So I'm an elementary school teacher. My principal has given me the fantastic opportunity to job-share next year, which means I would work 3 days on, 2 days off (or something similar). Another colleague/friend wants to do the other half. I am so lucky to have the chance to do this, but I am totally torn...
1. I'm worried that it will end up being just as much work as a full-time teaching gig. My partner teacher and I would have to coordinate our schedules to plan units together (my district does not have a set curriculum). We'd also have to keep one another in the loop about students, progress, etc.
2. The friend who wants to take the other half of the job has made me uncomfortable in the past with her teaching practices.I have a super hard time being honest and open about how I'm feeling, so I'm afraid I'll just stew and be miserable. Totally accept this is my own issue; just nervous I won't be able to get past it before or during the year.
My real hopes is to find a part-time teaching gig that does not involve job-sharing (i.e. interventionist), but not sure if any will become available by the fall. If I say no to job-sharing and nothing comes up, I'll have to go back to my full-time classroom. Of course, the whole point is so I can stay home with my little man for half the time!
I'd love your thoughts and opinions! Thanks in advance!
Re: Job-Sharing??? Would love opinions!
As a teacher myself, I wouldn't want to do this. I put a lot of effort into my lesson plans, and follow a carefully laid out curriculum that I feel is best for each of my students. Having another teacher share my job would jeopardize not only the flow of information that I'm trying to pass along, but also the rhythm of our lessons together; it takes a student at least a couple days to get used to a new person teaching them, even if they know it's coming. Personally, because I'm such a control freak about my teaching, I'd rather just keep the full-time job and do it the way I know to be best for me and my students.
Granted, that doesn't solve the issue of you wanting to stay home with your babe, but it's how I see the teaching issue.
Melodic Insomniac
I know nothing about teaching elementary school, but could you set it up so you teach certain subjects on your days and your friend teaches different subjects on her days? Ex. MWF you teach Math, Science, and History; Tu&Th she teaches Reading and Writing. That way your lessons wouldn't necessarily have to intersect.
Or do you have to teach every subject every day?

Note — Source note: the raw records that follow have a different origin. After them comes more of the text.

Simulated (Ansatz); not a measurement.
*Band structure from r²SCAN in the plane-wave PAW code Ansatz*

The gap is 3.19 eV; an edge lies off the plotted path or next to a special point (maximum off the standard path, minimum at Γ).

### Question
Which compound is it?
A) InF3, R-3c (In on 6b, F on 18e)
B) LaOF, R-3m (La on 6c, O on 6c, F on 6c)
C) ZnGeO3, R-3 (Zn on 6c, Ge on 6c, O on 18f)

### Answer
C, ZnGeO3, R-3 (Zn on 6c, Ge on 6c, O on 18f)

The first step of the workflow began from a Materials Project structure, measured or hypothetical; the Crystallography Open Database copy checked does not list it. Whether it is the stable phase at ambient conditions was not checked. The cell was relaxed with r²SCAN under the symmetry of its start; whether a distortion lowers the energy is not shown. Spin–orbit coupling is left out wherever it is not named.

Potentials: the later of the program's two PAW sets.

DD #1: 2012; MMC: 2014; DD #2: 2015; It's a boy! 3/31/2018
I am a high school teacher and my friend and I have been given the go ahead to job share next year. We are in the process of figuring out the schedule. Our school is debating on continuing a block schedule (which would allow us to do have our own kids but work every other day) or if they will go back to traditional (which would makes us share kids and split the week Mon/Tues every other Wed or Thurs/Fri every other Wed). So I know what you are going through.
My thought is that if I hate it, then I won't do it again the following year. It really is only 10 months and a good way to think of it is that you will actually be home 5 of those months:) Yes we will have to be super organized and maybe talk more than we want. Yes we won't agree on all lessons, yes some kids will like one over the other, yes there will be issues regarding how we handle the students, yes there will be a time maybe more that things go completely wrong. But the way I have decided to look at it is that for my son, it is more important for me to be home with him. If I have to sacrifice a stressful job situation for half of the week (and maybe it will work great) to be home with DS the other half, than it is well worth it. Also, I can't imagine going back full time. I So to me it is the only way this will work.
Hope this helps.
Thank you for all of your thoughts! I very much appreciate them.
Sadly, at my school we do need to teach basically every subject through out the day. I have seen it done where one teacher takes AM and one takes PM, which makes it possible to switch subjects, but the other teacher is not interested in doing that. Splitting subjects sounds the easiest to me.
I seriously never realized how much of a control freak I am in my classroom! I have no problem planning with others, but when you have your own room you can tweak it however you want.
Just talked to my principal and she's asking for my decision by June 1st. Maybe part of me is just hoping I can some how figure out a way to stay home full time!
You totally just shifted my thinking on it! Time with my DS is worth it. Thank you!!!
You have described me to a "T"! I have no idea how people work teaching full-time with a LO. It blows my mind...
I'd love to have a venting buddy! I have no idea how to PM on here, but my email address is the.terry.kate.merger@gmail.com. Although, I hope we both win the lotto or some other amazing thing happens so we can be SAHMs!
Before my husband got a promotion and therefore a pay raise (now I get to quit my job!!) , I was planning to job share next year. I felt very comfortable working with the other teacher. We have vey similiar teaching styles, and have both been teaching K 3 years. We were planning to each work 5 days a week, but she would work 8-12 (90 minute reading book, lunch, and part of writing), and I would work 12-4 (math, science, specials and Intervention groups.)
although I didnt love the idea of coming to work every day, it just made more sense to split up subject areas. This way I woud be completely responsible for planing, assessing, Progress monitoring, and everything else for my subject, and the same with her. I didn't want to have to find time to meet each week to discuss every single subject area.. This way I worry about my stuff, she worries about hers. It's odd to me your county doesn't have adopted curriculum... How do you decide what to teach?
A couple of negatives to it for me were: sharing a salary, not getting the same insurance benefits/coverage, going to work every day even though PT, having to fill in for each other if the other is out, finding time to meet to fill each other in on staff meetings and team decisions, and feeling the need to run everything by someone before making decisions. I love running my class the way I want, and having to give up one of that control can be difficult. Good luck in whatever you decide!
Well, I guess technically my district's "curriculum" are the state standards. They just don't provide anything to teach those standards with, so we have to create everything.
How fantastic that you get to quit your job!